HBO writer visits Blair for presentation

by Sam Lewando, Online Entertainment Editor
Editor's Note: Article update 12:15 p.m. on Oct. 25. Correction: Original article incorrectly stated that Pelecanos has written 22 books to date.

On Tuesday, novelist and screenwriter George Pelecanos visited Blair to speak to several classes about his experiences while working for HBO on shows such as "The Wire," "Treme" and "The Pacific."

George Pelecanos speaks to students about his career as a writer. Emma Howells
George Pelecanos speaks to students about his career as a writer.
Pelecanos, father of sophomore Rosa Pelecanos, grew up in Silver Spring and graduated from Northwood High School. "I grew up one mile from here, I graduated from Northwood...35 years ago, I was you," he said. Pelecanos then went to University of Maryland as a Film Major, but during his time there he took a writing class with a teacher that managed to change his perspective on writing, and he switched majors.

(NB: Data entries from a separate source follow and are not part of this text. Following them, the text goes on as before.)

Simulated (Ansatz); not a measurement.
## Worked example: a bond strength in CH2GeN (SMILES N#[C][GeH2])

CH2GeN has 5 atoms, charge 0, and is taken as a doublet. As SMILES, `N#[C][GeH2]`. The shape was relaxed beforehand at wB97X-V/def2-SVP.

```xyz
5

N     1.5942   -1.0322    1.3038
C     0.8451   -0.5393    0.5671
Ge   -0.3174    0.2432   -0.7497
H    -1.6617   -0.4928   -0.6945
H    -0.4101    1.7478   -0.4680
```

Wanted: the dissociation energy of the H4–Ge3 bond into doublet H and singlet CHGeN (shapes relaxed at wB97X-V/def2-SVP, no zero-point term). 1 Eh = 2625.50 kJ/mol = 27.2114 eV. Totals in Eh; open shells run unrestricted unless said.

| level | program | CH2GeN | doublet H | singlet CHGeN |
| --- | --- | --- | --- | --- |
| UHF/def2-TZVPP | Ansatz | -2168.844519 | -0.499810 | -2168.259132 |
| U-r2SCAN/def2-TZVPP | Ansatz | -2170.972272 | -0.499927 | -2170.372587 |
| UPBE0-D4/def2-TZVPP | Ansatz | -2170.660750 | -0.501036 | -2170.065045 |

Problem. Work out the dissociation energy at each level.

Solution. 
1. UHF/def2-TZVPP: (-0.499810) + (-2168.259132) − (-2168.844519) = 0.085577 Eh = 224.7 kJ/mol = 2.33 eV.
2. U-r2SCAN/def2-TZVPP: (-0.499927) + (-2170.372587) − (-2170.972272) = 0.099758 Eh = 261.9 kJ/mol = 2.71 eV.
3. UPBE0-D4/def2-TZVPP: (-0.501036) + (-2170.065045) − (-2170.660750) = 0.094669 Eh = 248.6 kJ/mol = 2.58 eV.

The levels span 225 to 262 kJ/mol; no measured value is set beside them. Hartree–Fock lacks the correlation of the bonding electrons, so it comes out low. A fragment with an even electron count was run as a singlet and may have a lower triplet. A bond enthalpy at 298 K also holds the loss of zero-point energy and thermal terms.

Pelecanos began his career as a novel writer and has written 18 novels to date. He continues to write one novel every year, on top of his TV work. "I give myself a page count. I do all my research up front so I don't have any excuses to leave while I am writing. It's work; you've got to treat it like a job," he said during his presentation.

He had already been writing novels full time before he was contacted to write for "The Wire," a television show set in Baltimore. "It was all happening at once: the Strange novels, D.C. Quartet. Lots of my research carried over, it was synergistic," Pelecanos said.

Pelecanos co-wrote and produced for "The Wire" through its five seasons from 2002 to 2008. He has since stayed with HBO working on shows such as "Treme" and "The Pacific," with HBO being one of the reasons. "HBO is a really great place to work, the gold standard as far as I'm concerned," Pelecanos said regarding his solidarity with HBO.

He is going to New York to begin working on "Boardwalk Empire," a show set in Atlantic City, N.J. and the Prohibition Era. This sort of travel is common for Pelecanos, who will do several months of research prior to writing anything for both his novels and shows and has an extremely strong work ethic. "Some writers think that being a writer is a license to be lazy, since they're seen the creative type. I should be sitting in Starbucks wearing a beret. I don't think that's the way it is. It is a job," he said about working and misconceptions about his job.

Junior Simon Kienitz-Kincade asks Pelecanos a question. Emma Howells
Junior Simon Kienitz-Kincade asks Pelecanos a question.
Throughout the presentation, Pelecanos imparted some advice onto Blazers based on his experiences. Close to the beginning of the presentation, he made sure to say that he had grown up around Silver Spring, "I worked two jobs for my first eight novels, and I was 42 when I was able to quit my day job," Pelecanos said about the importance of persistence.

Pelecanos finished his presentation about his life by speaking about what students should expect for the future. "Don't treat college as a place to train for a job, it's an exchange of ideas. You're not going to get that [perfect] job right away," Pelecanos said. "Just follow your dreams, follow your passion, and that's the best advice that I can give you."